Scullabogue Barn massacre httpsuploadwikimediaorgwikipediacommonsthu

Location
  
Scullabogue, Newbawn, County Wexford, Ireland

Deaths
  
100-200 noncombatant men, women and children

Perpetrator
  
Insurgents under the command of the Society of United Irishmen

Attack types
  
Death by burning, Execution by shooting

The Scullabogue massacre was an atrocity committed in Scullabogue, near Newbawn, County Wexford, Ireland on 5 June 1798, during the 1798 rebellion when some insurgents massacred up to 200 noncombatant men, women and children, most of whom were Protestant, held prisoner in a barn which was then set alight. A participant in the rebellion, Thomas Cloney, put the death count at 100.

Contents

Background

A farm and out-buildings in the townland of Scullabogue (also spelled Scullaboge; Irish: Scolbóg) were used as a staging post for rebel forces before the 1798 Battle of New Ross. The main camp for the rebels was located a mile from Scullabogue on top of Carrigbyrne Hill. The rebels had rounded perceived loyalists of both sexes and all ages who were mainly held in a barn to prevent their supplying the military with intelligence of rebel movements. At dawn on June 5, the bulk of the rebel army attacked the nearby town of New Ross leaving behind a small number of guards in charge of the captives. The battle at New Ross was a heavy defeat for the rebels who lost almost 3,000 men. Survivors who had fled the fighting had reached Scullabogue with news of the terrible losses while the battle still raged violently.

Massacre

Thomas Cloney, a rebel commander present at the Battle of New Ross, reported:

The wretches who burned Scullabogue Barn did not at least profane the sacred name of justice by alleging that they were offering her a propitiatory sacrifice. The highly criminal and atrocious immolation of the victims at Scullabogue was, by no means, premeditated by the guard left in charge of the prisoners; it was excited and promoted by the cowardly ruffians who ran away from the Ross battle, and conveyed the intelligence (which was too true) that several wounded men had been burned in a house in Ross by the military.
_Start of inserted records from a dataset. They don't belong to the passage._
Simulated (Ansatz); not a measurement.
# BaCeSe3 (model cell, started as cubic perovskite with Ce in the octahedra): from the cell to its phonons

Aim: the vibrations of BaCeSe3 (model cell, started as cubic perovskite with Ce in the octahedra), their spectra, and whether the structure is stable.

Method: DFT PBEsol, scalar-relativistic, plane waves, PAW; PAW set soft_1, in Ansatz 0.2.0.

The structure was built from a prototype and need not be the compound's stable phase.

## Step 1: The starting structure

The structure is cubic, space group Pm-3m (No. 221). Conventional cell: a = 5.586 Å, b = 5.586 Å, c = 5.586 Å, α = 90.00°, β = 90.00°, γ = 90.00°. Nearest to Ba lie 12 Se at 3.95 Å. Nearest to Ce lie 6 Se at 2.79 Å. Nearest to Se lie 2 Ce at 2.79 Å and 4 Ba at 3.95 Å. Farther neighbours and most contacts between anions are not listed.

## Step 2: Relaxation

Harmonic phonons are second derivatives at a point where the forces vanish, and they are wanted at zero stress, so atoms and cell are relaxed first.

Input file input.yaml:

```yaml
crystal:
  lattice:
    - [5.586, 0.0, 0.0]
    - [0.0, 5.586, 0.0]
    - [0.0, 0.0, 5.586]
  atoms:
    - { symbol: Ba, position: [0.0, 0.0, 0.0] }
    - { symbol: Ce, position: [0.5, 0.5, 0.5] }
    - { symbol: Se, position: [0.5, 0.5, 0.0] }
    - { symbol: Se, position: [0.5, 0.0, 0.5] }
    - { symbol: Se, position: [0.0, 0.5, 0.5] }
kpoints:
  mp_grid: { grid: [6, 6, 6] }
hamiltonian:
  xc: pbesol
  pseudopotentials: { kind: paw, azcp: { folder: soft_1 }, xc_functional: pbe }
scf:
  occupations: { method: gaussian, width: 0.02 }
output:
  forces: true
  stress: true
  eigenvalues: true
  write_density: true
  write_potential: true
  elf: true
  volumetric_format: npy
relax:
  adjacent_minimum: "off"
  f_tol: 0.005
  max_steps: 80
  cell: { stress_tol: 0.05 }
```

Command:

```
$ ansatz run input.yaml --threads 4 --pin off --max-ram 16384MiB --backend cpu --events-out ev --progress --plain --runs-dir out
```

The news had incensed certain elements of the rebel force stationed at Scullabogue, who joined with the deserters in agitating for revenge against the prisoners. The prisoners' guards twice prevented the gathering mob from harming them but eventually gave in to the crowd by allowing the executions by musket-shot of over a dozen particularly hated individuals. However, all semblance of control was quickly lost and the barn was soon torched. People trying to escape the barn were shot, stabbed and beaten to death or forced back into the flames.

Only two men are thought to have escaped the flames of Scullabogue Barn. One was named Richard Grandy, and the other was Loftus Frizzel. At least twelve, and possibly thirteen men alleged to have taken part in the massacre were executed after the rebellion was suppressed; a further two were transported. Although the massacre has been presented in some sources as sectarian in origin, up to 20 of the victims were loyalist Catholics, and three of the seventeen rebel guards linked directly with the massacre by subsequent depositions (John Ellard, John Turner and Robert Mills) were Protestants. Mills gave detailed evidence on the activities of the other guards, and was set free despite admitting having personally attacked prisoners with his pike.

Memorials

There is a Scullabogue Memorial stone in the graveyard of Old Ross Church of Ireland church. The theme is one of reconciliation. The Scullabogue Barn itself was controversially knocked down and covered over by the current proprietor in the 1990s. There is, however, no state memorial to the people who were massacred during this incident.